An Autumn Afternoon

Published on September 5th, 2017

Classic Cinema: An Autumn Afternoon

Directed by Yasujiro Ozu

Starring Chishu Ryu, Haruko Sugimara, Keiji Sada

Reviewed by Michael Dalton 

“In principle, I follow the general fashion in ordinary manners and moral laws in serious matters, but in art I follow myself”. 

Yasujiro Ozu

Of all Yasujiro Ozu’s films, the visually resplendent An Autumn Afternoon is his simplest. It is here his specific and stylised approach is at its most warm and tender, and shot through with his trademark nuances.  An Autumn Afternoon is a film that sees the concerns present in all Ozu’s work comes full circle. He was once quoted as saying “Rather than tell a story I wanted to show the cycles of life” and in this film that cycle is completed with his profoundly humanistic view.
It has been said many times that Ozu is the only director in cinema history to get away with telling the same story over and over again. A slight exaggeration once you look closely, for it’s always been the details in his films that give them resonance, and slyly divert us. An Autumn Afternoon certainly recalls Late Autumn and more so, Late Spring, yet it feels as though Ozu acknowledged all his past successes and re-evaluated them here to perfect his story of patriarchal love and concern. Shuhei Hirayama (Ozu regular Chishu Ryu) is a widower with a married son, Koichi (Keiji Sada) and two children yet to be, a daughter, 24 year-old Michiko (Shima Iwashita) and the younger Kazuo (Shinichiro Mikami), who both still live at home. Along with fellow classmates Kawai (Nobuo Nakamura) and Horie (Ryuji Kita), Shuhei attends a reunion where they meet up with their old teacher Sakuma (Eijiro Tono). Accompanying Sakuma home, they meet his daughter Tomoko (Haruko Sugimara), who has stayed and looked after her father and is now a spinster.

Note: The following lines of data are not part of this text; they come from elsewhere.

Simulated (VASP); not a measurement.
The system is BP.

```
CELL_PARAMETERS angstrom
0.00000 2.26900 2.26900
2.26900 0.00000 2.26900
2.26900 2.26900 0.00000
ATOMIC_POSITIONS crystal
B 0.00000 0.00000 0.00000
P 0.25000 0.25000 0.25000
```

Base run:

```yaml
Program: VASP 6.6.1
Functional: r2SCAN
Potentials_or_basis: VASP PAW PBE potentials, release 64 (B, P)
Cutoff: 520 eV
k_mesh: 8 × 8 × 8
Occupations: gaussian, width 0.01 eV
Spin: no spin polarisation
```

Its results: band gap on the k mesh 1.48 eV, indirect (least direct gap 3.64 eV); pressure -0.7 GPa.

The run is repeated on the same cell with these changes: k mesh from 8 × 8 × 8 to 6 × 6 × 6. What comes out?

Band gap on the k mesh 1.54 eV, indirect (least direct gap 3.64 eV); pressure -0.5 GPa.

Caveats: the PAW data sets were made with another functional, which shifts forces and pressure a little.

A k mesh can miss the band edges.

In Chishu Ryu, Ozu found his ideal leading man, an actor of dignity and respect. Fans of Ozu’s most famous film Tokyo Story will remember him if for nothing else, his soulful, understanding eyes. He always seemed to be assessing those around him. There’s a great dignity in his acting style (he could never play a villain convincingly) and it is around him the story takes form. After meeting Tomoko, whom Sakuma realises is now a spinster due to his own selfishness, Hirayama sets about finding a suitable man for his daughter to marry before it’s too late. He investigates a colleague whom Michiko is fond of but he is already engaged so he asks his daughter if she would consider a matchmaking arrangement. Rather than weigh down the tale with further exposition, Ozu moves us forward to Michiko’s wedding day where we see her dressed in traditional robes, beautiful but apprehensive, ready to be married to an unseen groom.

The final moments of An Autumn Afternoon should suggest deep sadness when in fact it’s the result of a selfless act that brings release, and melancholy. In this, his last film (Ozu’s illness and demise was sudden), there’s a feeling of completion as he examines the nature of growing old, the peace that accompanies it and, as always, the exquisite joy of family. Despite the detail of the narrative, it’s very much of a piece and works in a rhythmic style. As always, he keeps his camera still (he never let it move which in turn confined and defined the physical tempo of his actors) and at a low angle, an angle from where he viewed his parents. He always considered kindness to be an important theme in his work and here, it underlines every frame.